The US Federal Reserve has just raised its interest rate to officially be higher than Australia's at 1.75% compared to our 1.5%. The Federal Reserve also signalled that it could hike the interest rate two more times in 2018.
Australia and US interest rate policies now seem very different compared to where they were a few years ago. So, how should investors tackle this?
Market commentators believe that many people moved out of cash and into 'safe' shares to boost the yield or return they were getting for their money. That means shares like Sydney Airport Holdings Ltd (ASX: SYD) and other defensive shares, plus high-yielding shares like Telstra Corporation Ltd (ASX: TLS), became the flavour of the month.
Investors may start selling those types of stocks and returning to safer assets like US Government bonds if the yield is high enough.

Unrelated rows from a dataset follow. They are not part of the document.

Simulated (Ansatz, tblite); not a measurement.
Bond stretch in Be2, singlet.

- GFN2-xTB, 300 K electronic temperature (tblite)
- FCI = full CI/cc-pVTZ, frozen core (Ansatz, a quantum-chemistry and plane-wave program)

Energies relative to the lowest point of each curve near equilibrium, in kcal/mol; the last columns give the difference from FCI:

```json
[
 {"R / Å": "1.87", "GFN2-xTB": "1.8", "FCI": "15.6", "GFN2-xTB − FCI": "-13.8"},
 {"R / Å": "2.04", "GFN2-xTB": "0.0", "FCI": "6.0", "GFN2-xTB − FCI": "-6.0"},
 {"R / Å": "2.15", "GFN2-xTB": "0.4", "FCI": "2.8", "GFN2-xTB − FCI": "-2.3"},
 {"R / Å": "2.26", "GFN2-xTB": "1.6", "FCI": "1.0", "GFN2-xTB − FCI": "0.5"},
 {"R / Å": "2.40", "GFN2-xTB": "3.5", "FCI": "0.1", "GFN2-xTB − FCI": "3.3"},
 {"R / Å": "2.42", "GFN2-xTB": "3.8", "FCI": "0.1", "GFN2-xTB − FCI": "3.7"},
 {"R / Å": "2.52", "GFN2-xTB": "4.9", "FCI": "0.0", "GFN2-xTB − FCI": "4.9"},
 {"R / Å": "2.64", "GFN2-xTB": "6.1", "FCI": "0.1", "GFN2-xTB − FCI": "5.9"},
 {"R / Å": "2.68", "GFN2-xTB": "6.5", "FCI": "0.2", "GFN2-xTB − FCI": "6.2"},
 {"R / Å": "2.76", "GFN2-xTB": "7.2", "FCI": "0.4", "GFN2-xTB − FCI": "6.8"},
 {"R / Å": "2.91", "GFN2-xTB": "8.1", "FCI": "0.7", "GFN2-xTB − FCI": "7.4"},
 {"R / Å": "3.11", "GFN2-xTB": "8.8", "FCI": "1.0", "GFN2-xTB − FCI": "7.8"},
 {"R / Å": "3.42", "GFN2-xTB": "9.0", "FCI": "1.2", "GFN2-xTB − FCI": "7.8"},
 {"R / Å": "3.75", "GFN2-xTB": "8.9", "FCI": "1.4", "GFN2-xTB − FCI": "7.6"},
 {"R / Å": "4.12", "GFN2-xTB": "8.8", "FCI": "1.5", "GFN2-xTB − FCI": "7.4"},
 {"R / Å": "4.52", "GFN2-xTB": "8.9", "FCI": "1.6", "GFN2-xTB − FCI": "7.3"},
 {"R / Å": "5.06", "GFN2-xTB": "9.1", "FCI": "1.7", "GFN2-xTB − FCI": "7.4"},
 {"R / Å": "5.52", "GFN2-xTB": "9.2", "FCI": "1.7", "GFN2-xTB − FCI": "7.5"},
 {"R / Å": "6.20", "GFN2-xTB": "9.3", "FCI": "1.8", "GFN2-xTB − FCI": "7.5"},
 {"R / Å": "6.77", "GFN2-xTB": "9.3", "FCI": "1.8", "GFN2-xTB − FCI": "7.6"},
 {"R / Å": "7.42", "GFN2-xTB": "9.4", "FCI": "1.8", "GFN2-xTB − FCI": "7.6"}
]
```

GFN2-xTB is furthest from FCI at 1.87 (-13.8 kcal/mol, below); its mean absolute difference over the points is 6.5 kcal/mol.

The best way to beat this change is to invest in shares that aren't defensive and preferably have a lot of cash, or perhaps even no debt, such as these stocks:
Altium Limited (ASX: ALU)
Altium is an electronic PCB software company which provides engineers the tools they need to build the items of tomorrow. The business is growing at a terrific rate, in its latest report it revealed that earnings per share (EPS) grew by 50% in the first half of FY18.
It's a tech stock, so it wouldn't be counted as defensive. It ended 2017 with no debt and US$36 million cash. It's trading expensively today, but it could still beat the market easily over the next five years.
BETANASDAQ ETF UNITS (ASX: NDQ)
This is an exchange-traded fund offered by BetaShares. It offers investors exposure to the biggest technology businesses in the United States listed on the NASDAQ stock exchange. Some of its top holdings include Apple, Alphabet (Google) and Facebook.
Most of the tech companies are improving revenue and profit at a very strong pace. Plus, several of them have many billions of cash on the balance sheet, such as Apple and Alphabet.
REA Group is Australia's leading property portal website business. It owns and runs realestate.com.au, realcommercial.com.au and flatmates.com.au.
It's growing at a pleasing rate due to the ability and success of the company to push vendors towards higher-costing ads, boosting REA's revenue for the same number of properties. It does currently have debt but the company is paying it down quickly.
Foolish takeaway
I think all three shares are very good options to beat the US interest rate rise. At the current prices I'd probably go for the NASDAQ index because it has some of the world's best technology companies in it and a lot of the big ones are trading at very reasonable valuations.